On September 26, 1996, petitioner filed a petition to dissolve the marriage. On October 5, 1996, respondent filed a counterpetition. The trial was held on December 20, 1997. The judgment of dissolution of marriage was entered on February 20, 1998.
Respondent claims that the trial court abused its discretion in refusing to award her attorney fees pursuant to section 503(j) of the Illinois Marriage and Dissolution of Marriage Act (Act) (750 ILCS 5/503(j) (West 1996)). Specifically, respondent claims that the trial court failed to consider the factors referenced in section 503(j)(2) of the Act (750 ILCS 5/503(j)(2) (West 1996)). Section 503(j) is a new provision that was added when the legislature amended the Act in 1997 (750 ILCS 5/503(j) (West 1996)). Respondent claims that section 503(j) marks a significant departure from the previous method of determining attorney fees in dissolution cases.

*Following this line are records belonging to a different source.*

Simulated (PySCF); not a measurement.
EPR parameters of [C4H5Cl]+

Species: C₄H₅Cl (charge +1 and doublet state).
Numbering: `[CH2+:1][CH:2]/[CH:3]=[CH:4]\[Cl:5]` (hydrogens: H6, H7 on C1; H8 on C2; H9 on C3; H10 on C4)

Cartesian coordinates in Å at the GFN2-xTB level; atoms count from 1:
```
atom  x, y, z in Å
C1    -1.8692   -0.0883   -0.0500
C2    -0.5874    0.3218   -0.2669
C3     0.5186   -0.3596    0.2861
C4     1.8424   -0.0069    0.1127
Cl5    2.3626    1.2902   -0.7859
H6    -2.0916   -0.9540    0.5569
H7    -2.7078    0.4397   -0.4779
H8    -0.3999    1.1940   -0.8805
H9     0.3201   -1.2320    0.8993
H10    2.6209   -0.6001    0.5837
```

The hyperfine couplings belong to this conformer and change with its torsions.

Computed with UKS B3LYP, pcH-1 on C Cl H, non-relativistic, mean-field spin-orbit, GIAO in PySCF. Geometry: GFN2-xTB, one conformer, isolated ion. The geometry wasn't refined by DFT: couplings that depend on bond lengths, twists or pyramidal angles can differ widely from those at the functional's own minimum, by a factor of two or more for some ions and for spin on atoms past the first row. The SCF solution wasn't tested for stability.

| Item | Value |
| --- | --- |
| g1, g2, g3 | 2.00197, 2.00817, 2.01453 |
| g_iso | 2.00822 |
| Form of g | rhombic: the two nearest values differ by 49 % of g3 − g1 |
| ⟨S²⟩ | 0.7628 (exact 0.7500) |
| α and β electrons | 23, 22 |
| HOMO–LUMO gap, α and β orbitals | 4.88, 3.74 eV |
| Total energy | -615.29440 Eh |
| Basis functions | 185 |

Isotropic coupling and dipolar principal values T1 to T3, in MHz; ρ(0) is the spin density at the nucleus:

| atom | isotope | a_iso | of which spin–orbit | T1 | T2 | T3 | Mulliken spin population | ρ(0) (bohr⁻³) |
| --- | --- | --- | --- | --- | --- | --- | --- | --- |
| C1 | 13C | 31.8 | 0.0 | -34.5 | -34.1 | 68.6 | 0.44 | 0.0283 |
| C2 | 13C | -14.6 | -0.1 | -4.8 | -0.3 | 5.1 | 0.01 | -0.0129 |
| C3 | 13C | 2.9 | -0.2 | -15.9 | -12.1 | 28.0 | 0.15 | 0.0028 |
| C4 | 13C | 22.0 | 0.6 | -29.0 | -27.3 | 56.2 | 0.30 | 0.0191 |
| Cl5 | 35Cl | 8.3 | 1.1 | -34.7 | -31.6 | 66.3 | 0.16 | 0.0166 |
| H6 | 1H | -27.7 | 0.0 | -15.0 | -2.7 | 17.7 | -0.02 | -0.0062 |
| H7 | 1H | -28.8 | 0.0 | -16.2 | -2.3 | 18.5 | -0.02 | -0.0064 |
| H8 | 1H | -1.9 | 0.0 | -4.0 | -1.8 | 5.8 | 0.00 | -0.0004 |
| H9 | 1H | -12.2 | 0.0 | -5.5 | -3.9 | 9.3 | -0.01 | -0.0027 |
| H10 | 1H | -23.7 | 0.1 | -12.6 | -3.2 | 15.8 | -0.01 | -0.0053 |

Prior to the 1997 amendments, section 508 of the Act governed the award of attorney fees and final fee petitions (i.e., whether attorney fees are reasonable and necessary) in dissolution cases. 750 ILCS 5/508 (West 1992). Under the former provisions of section 508(a), the court, after due notice and hearing, and after considering the financial resources of the parties, could enter an order requiring any party to pay a reasonable amount for his own costs and attorney fees and for the costs and attorney fees necessarily incurred by the opposing party. 750 ILCS 5/508(a) (West 1992).
The legislature decided that petitions for contributions to attorney fees and petitions for approval of final fees should be considered in separate and distinct proceedings. One purpose of this legislation was to reduce the potential for conflicts of interest between attorneys and their clients and for infringement upon the attorney-client privilege in cases where attorney fees became an issue. In 1997, the legislature revised a number of provisions in the Act, including provisions governing attorney fees. See 750 ILCS 5/503(j), 508 (West 1996).
Section 508(a), as amended, states in pertinent part as follows:
"The court from time to time, after due notice and hearing, and after considering the financial resources of the parties, may order any party to pay a reasonable amount for his own or the other party's costs and attorney's fees. *** At the Conclusion of the case, contribution to attorney's fees and costs may be awarded from the opposing party, in accordance with subsection (j) of Section 503. Fees and costs may be awarded to counsel from a former client in accordance with subsection (c) of this Section." 750 ILCS 5/508 (West 1996).
Section 503(j) provides in pertinent part as follows:
"(j) After proofs have closed in the final hearing on all other issues between the parties (or in conjunction with the final hearing, if all parties so stipulate) and before judgment is entered, a party's petition for contribution to fees and costs incurred in the proceeding shall be heard and decided, in accordance with the following provisions:
(1) A petition for contribution, if not filed before the final hearing on other issues between the parties, shall be filed no later than 30 days after the closing of proofs in the final ...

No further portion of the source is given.